The Nutcracker and the Four Realms review

The Nutcracker and the Four Realms review

Famously, composer Pyotr Ilyich Tchaikovsky did not enjoy writing The Nutcracker, and remained unsatisfied with it after completion. Disney’s adaptation, The Nutcracker and the Four Realms, would not have changed his opinion, and more’s the pity.

The Disney company’s history with The Nutcracker extends back to an unassailable classic of animation history, Fantasia. In a time when the ballet was rarely, if ever, performed by American ballet companies, Fantasia featured six animated segments based on its dances. But this modern adaptation of the 1892 ballet — based on Alexandre Dumas’ 1844 adaptation (based on E.T.A. Hoffmann’s 1816 original story) — owes more to a much more recent Disney film.

The audience that The Nutcracker and the Four Realms seems to be reaching for most ardently is the same segment of the tween population that fell head over heels for Tim Burton’s 2010 live-action adaptation of Alice in Wonderland and its sequel. But I’m not sure it understands what it takes to grab anyone’s attention.

Four Realms’ story is nothing to write home about, but its real problem is that it doesn’t do enough of the things that made its points of inspiration so successful: It fails to create truly memorable visuals, and it revels in neither music nor dance.

[Ed. note: This review contains mild spoilers for The Nutcracker and the Four Realms.]


Mackenzie Foy is Clara in THE NUTCRACKER AND THE FOUR REALMS

Mackenzie Foy as Clara.
Laurie Sparham

On its own, substandard plot or character work might not be enough to put Four Realms in a peppermint-scented grave. After all, the original Nutcracker’s two acts have endured for more than 125 years with about enough plot to fill one. Moviegoers expecting The Nutcracker and the Four Realms to follow the story of The Nutcracker ballet will be disappointed, but that’s not a bad thing in and of itself.

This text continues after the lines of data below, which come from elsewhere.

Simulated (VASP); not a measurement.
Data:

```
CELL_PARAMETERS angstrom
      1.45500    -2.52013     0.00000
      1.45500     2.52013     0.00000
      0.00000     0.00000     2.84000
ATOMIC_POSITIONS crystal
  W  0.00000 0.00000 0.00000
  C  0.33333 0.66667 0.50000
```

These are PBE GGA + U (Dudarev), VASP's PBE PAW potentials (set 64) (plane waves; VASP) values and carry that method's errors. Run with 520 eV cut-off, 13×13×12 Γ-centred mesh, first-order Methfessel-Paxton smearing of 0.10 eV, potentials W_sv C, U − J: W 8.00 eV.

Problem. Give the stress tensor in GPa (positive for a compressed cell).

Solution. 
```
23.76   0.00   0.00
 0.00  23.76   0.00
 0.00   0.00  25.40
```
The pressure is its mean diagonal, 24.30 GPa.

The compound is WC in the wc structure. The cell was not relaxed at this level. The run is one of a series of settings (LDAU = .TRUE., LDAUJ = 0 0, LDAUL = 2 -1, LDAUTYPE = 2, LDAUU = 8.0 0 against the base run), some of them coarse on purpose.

In directors Lasse Hallström and Joe Johnston’s version, Clara is the middle child of a nebulously Victorian-age London family that is spending its first Christmas after the death of Clara’s mother, Marie.

Clara, we are shown multiple times — and once, very awkwardly, told — is different. She knows about physics and clockwork. She doesn’t like dancing or doing her hair, and she doesn’t want to do what’s expected of her! Indeed, she is not like other girls, so when her mother’s final Christmas presents to her three children are a dress, a box of toy soldiers, and the key to a magical world of toys and candy brought to life, this is apparently supposed to be an equitable reward for Clara’s perspicacity.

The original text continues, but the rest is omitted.